Victoria Martino was a full merit scholarship student, pursuing a doctorate in violin performance (DMA) at the prestigious University of Southern California Thornton School of Music with Eudice Shapiro, when she                       received an invitation from legendary Viennese violinist Eduard Melkus to join both his chamber group,                         Ensemble Eduard Melkus, and Capella Academica Wien, the groundbreaking early music ensemble. A ten-                     year professional sojourn in Vienna established her as one of the leading proponents of the “Wiener                                 Klangstil,” a centuries-old, uniquely Viennese approach to sound production and stylistic performance                         practice of the great Austrian and European classical repertoire. During this period, Ms. Martino regularly                   performed chamber music with the soloists of the Vienna Philharmonic and faculty of the prestigious                               Hochschule für Musik und Darstellende Kunst, thus becoming firmly ensconced in the city’s most                                   illustrious musical and cultural traditions. While living in Vienna, Ms. Martino also founded her own                             ensemble, The Albertina Soloists, with which she toured internationally, concertizing throughout Europe,                       North America, Australia, and Japan.

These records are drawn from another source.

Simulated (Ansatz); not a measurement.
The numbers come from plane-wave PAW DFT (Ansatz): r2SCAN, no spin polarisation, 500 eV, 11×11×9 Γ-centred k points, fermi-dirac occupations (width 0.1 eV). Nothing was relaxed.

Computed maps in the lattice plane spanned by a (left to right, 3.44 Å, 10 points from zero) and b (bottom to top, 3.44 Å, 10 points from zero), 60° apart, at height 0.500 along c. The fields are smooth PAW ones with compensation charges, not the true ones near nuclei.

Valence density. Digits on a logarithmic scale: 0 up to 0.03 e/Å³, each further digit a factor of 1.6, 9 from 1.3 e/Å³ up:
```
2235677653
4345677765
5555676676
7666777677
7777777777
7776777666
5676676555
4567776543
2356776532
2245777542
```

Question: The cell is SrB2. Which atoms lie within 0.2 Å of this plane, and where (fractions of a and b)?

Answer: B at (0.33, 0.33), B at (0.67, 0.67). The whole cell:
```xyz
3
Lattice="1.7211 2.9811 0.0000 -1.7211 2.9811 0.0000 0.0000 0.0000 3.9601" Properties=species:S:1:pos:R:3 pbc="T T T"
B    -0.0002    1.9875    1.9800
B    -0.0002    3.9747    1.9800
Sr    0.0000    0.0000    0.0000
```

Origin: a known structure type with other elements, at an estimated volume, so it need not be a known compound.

Celebrated as a specialist both in early music (“period performance”) and contemporary performance practice, Victoria Martino has an extensive repertoire, spanning six centuries. She is passionately committed to the revival of works by major composers that are rarely performed, and she is renowned for her monographic anniversary concerts and “marathons” of the complete works for violin (unaccompanied and accompanied) by Bach, Beethoven, Bernstein, Brahms, Corelli, Dvorak, Gade, Grieg, Handel, Hindemith, Ives, Lutoslawski, Mendelssohn, Mozart, Nielsen, Pärt, Schubert, Schumann, Sibelius, Strauss, Tartini, Tchaikovsky, and Telemann. Martino’s “Mozart Marathon,” a nine-hour performance of all 32 violin sonatas with her partner,  James Lent, has been presented regularly to public and critical acclaim, since the composer’s 250th birthday in 2006.

A magna cum laude graduate of Harvard University (A.B.) and the University of California (M.A.), Ms. Martino is a specialist in interdisciplinary studies, with advanced academic degrees in art history, literature, and music. In addition to performing solo and chamber music recitals worldwide, she has initiated and presented lecture-concerts exploring the interrelationship between art and music at many notable cultural institutions, including the Guggenheim Museums (New York, Bilbao and Berlin), National Art Gallery of Victoria (Melbourne), Art Gallery of New South Wales (Sydney), National Art Gallery of Ontario (Toronto), National Art Gallery of Slovenia (Ljubljana),  Museum of Western Art (Tokyo), Graphische Sammlung Albertina and Akademie der bildenden Künste (Vienna), Ferdinandeum Tiroler Landesmuseum (Innsbruck), Egon Schiele Centrum (Çesky Krumlov), Museum Moderner Kunst (Passau), Muzeul National Brukenthal (Sibiu),  Palazzo Te (Mantova),  J. Paul Getty Museum (Malibu), MOCA Los Angeles, and Timken Museum of Art (San Diego), to name only a few. Since 2002, Ms. Martino has regularly presented  solo recitals, lecture-concert series, and lecture series at the historical Athenaeum Music & Arts Library in La Jolla, California, and the Osher Institute at the University of California, San Diego. 

An internationally respected art historian and academic writer, Ms. Martino has curated numerous museum exhibitions in Europe and the United States, and published over 60 catalogue essays and scholarly articles in more than six languages on artists and composers, including Wassily Kandinsky, Arnold Schoenberg, Jackson Pollock, Richard Pousette-Dart, Sean Scully, Mimmo Paladino, John Baldessari, Josef Capek, Zoran Music, and many others. She has also participated in international symposia and lectured widely. Ms. Martino has been a guest professor at universities in Australia and the United States, teaching music, art history, and innovative interdisciplinary humanities courses. As a professional art, music, dance, and theater critic, she has published exhibition and performance reviews in THE Magazine, New York Arts, The Berkshire Review for the Arts, The Huffington Post, and many European journals.


Victoria Martino plays an original, unmodified Baroque violin by Michael Andreas Bartl (Vienna, 1760), and a modernized violin by Jakob Stainer (Absam, 1670).